We were driving home from visiting my parents in Austin and we were driving through the beautiful hill country, being mesmerized by how green, how rolling, and how utterly serene the landscape was. In said state I looked over at Nick and tentatively asked the question: Do you think we will ever move here? The tentatively was because this man is a small town, likes things how they have always been, kind of soul. And he’s a born and raised west Texas guy. And because I wasn’t sure if my fragile, wander-lusting hope could handle a no. To my (joyous) surprise he said: yeah, it’s really beautiful here, isn’t it? Umm, yes boyfriend, it is really kick-a beautiful here.
So now I want to move. I don’t want to say that I don’t like a
place. Like the place I currently live. I don’t want to say that because I don’t want to dislike a place based
solely on my mindset about it. I might
be able to like it if I sent the city good vibes. But no luck so far. I have been here for 6 years and the city
has yet to charm me. And that’s not too
much to ask, is it? To be romanced, to
be taken out and spun around, to be made
to fall in love against your own will? Oh,
that would be rad, wouldn't it?!
This city has had a good go,
it really has. It holds all my college
memories, it holds the beginnings of friendships that will thrive throughout
the rest of my life, it holds those fiery red sunsets that are more beautiful than any
I’ve seen, it holds the day I met this special boy, and the night that I knew
that I wanted to spend the rest of my life with him. It also holds nights that are blanketed with
the aroma of manure, and dust storms so thick you can’t see across the street,
and where you must get married young and have a lot of babies and sell mary kay
and have big, blonde hair and the uniform features a rhine-stone incrusted bag
with a giant cross in the middle and a dinner of fried chicken is served at 6
pm sharp and wo-ah no, good golly, that’s not what I want.

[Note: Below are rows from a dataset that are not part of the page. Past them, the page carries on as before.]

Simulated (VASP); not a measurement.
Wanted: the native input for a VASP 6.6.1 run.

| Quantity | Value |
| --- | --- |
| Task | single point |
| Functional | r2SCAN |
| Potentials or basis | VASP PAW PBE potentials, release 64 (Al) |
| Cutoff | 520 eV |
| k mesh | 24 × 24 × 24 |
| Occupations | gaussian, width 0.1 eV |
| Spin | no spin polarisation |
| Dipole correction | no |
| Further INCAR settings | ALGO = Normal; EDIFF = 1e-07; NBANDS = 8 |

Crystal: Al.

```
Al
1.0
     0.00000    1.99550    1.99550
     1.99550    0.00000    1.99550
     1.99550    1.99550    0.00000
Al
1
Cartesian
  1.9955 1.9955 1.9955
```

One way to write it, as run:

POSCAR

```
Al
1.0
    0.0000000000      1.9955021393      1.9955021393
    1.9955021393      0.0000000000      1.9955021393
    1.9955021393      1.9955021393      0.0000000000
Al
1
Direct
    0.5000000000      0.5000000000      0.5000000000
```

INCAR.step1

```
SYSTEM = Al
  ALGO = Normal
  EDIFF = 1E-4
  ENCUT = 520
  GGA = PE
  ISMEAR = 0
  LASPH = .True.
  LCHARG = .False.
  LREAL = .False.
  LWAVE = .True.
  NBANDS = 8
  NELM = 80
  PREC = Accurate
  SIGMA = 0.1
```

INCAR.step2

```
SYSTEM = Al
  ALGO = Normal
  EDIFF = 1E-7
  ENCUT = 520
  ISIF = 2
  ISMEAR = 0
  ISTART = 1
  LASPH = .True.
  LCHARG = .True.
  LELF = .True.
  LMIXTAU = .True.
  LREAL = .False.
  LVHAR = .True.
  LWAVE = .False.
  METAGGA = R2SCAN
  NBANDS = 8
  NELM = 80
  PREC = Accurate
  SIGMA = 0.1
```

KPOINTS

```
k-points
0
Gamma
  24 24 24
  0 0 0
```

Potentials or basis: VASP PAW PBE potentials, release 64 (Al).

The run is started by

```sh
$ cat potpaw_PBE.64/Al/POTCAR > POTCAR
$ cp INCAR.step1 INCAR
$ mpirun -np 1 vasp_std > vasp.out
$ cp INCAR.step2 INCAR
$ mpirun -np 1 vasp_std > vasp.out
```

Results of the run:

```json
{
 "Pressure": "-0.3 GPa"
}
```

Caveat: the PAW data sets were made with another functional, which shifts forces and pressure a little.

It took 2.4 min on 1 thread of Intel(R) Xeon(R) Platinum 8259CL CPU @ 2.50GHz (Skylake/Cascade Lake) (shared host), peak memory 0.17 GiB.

So it will not hold the day
we get married, and it won’t hold the day I have children (really praying for
this!). I want this little place to hold
memories, but not my future because that little gem lies elsewhere. Where elsewhere is, I’m not altogether sure. What I am sure of is that it will be dreamy,
and it’ll have city lights, it will have me and him and our little family, and
it will be happy. Most importantly
though, we will be in love, my future city and I.